For Seq2Seq Model Repository
Filename: README.md
Seq2Seq Model for Next Token Prediction (English-Hausa Translation)
Overview
This is a Seq2Seq model developed for next token prediction in a translation task from English to Hausa. It was created to explore and implement Seq2Seq architecture as part of a course assignment.
Assignment Context
This model was developed as part of an assignment that required:
- Training a Seq2Seq model for next token prediction.
- Comparing performance with an LSTM model using BLEU and ChrF scores.
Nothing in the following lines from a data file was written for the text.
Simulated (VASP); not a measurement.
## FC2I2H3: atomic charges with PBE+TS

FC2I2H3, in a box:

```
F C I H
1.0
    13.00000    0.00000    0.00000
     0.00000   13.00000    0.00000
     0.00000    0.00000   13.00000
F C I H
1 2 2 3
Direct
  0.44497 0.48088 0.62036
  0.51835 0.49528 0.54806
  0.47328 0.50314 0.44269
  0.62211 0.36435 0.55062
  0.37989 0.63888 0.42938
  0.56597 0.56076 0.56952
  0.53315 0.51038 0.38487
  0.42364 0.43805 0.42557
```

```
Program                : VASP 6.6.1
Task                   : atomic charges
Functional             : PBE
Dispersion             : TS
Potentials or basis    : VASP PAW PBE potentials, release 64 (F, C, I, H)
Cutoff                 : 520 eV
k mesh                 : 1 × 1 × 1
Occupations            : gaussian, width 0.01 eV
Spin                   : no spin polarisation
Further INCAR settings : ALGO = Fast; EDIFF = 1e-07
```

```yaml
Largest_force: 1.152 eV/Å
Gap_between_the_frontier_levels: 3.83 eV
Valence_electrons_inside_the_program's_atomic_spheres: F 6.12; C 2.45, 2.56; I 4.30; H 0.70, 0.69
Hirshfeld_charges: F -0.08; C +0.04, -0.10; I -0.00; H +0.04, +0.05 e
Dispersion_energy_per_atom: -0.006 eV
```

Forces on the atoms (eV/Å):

- Publishing the model on Hugging Face Hub.
Model Architecture
- Type: Seq2Seq (Encoder-Decoder)
- Hidden Dimensions: 256
- Layers: 2
- Embedding Dimension: Based on tokenizer vocabulary size
- Loss Function: Cross-Entropy Loss with padding token ignored
- Optimizer: Adam with learning rate of 0.001
Training Details
- Dataset: opus100 English-Hausa dataset
- Epochs: 10
- Batch Size: 32
- Training Loss Progress: Converging near zero
- Validation Loss: Minimal change due to effective Seq2Seq architecture
Evaluation Metrics
| Epoch | BLEU Score | ChrF Score |
|---|---|---|
| 1 | 0.0998 | 32.03 |
| 10 | 0.0998 | 32.03 |
The Seq2Seq model demonstrated stable performance, achieving a BLEU score of 0.0998 and a ChrF score of 32.03 consistently across epochs.
Usage
To load and use the model in your project, use the following code:
from transformers import AutoModel, AutoTokenizer
tokenizer = AutoTokenizer.from_pretrained("/AppalanaiduSaketi/LSTM-model-based-translator")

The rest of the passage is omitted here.